The use of Zerologon made the cybrcriminals’ efforts much easier, since the attack didn’t need to be aimed at a high-privileged user who would likely have more security controls.

In fact, the toughest part of the campaign was the start of the attack – the successful installation of Bazar from the initial phishing email, which required user interaction. Researchers note that the user was a Domain User and did not have any other permissions – but that proved to be a non-issue, thanks to Zerologon.

The attack shows that organizations need to be ready to move more quickly than ever in response to any detected malicious activity.

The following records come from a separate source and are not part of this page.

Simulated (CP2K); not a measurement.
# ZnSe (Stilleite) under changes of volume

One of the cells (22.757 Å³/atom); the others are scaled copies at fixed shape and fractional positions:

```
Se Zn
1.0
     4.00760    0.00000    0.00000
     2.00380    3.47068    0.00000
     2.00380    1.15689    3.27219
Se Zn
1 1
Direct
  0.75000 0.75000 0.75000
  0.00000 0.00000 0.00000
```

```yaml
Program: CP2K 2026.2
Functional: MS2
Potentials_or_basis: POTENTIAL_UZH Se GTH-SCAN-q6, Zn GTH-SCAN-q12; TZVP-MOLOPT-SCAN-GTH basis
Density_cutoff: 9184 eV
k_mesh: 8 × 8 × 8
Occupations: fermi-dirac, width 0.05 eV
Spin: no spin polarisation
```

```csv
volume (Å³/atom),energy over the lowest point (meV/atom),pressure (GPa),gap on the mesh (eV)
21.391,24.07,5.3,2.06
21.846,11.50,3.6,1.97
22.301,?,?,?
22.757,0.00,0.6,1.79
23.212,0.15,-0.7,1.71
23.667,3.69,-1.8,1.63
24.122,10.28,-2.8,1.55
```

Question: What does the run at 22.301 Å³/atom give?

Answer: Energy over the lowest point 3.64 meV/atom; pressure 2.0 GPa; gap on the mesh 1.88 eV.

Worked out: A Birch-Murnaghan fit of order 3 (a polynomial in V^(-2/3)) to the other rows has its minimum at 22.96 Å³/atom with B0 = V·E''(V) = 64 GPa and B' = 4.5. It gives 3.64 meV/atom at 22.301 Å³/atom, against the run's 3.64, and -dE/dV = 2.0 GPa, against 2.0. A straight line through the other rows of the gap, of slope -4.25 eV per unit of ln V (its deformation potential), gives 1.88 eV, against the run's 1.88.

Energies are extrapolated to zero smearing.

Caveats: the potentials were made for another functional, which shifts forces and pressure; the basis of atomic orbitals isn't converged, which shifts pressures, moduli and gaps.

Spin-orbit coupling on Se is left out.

“You need to be ready to act in less than an hour, to make sure you can effectively disrupt the threat actor,” according to researchers.

Zerologon Attacks Surge

The case study comes as exploitation attempts against Zerologon spike. Government officials last week warned that advanced persistent threat actors (APTs) are now leveraging the bug to target elections support systems.

That came just days after Microsoft sounded the alarm that an Iranian nation-state actor was actively exploiting the flaw (CVE-2020-1472). The APT is MERCURY (also known as MuddyWater, Static Kitten and Seedworm). And, Cisco Talos researchers also recently warned of a spike in exploitation attempts against Zerologon.

In September, the stakes got higher for risks tied to the bug when four public proof-of-concept exploits for the flaw were released on Github. This spurred the Secretary of Homeland Security to issue a rare emergency directive, ordering federal agencies to patch their Windows Servers against the flaw by Sept. 2.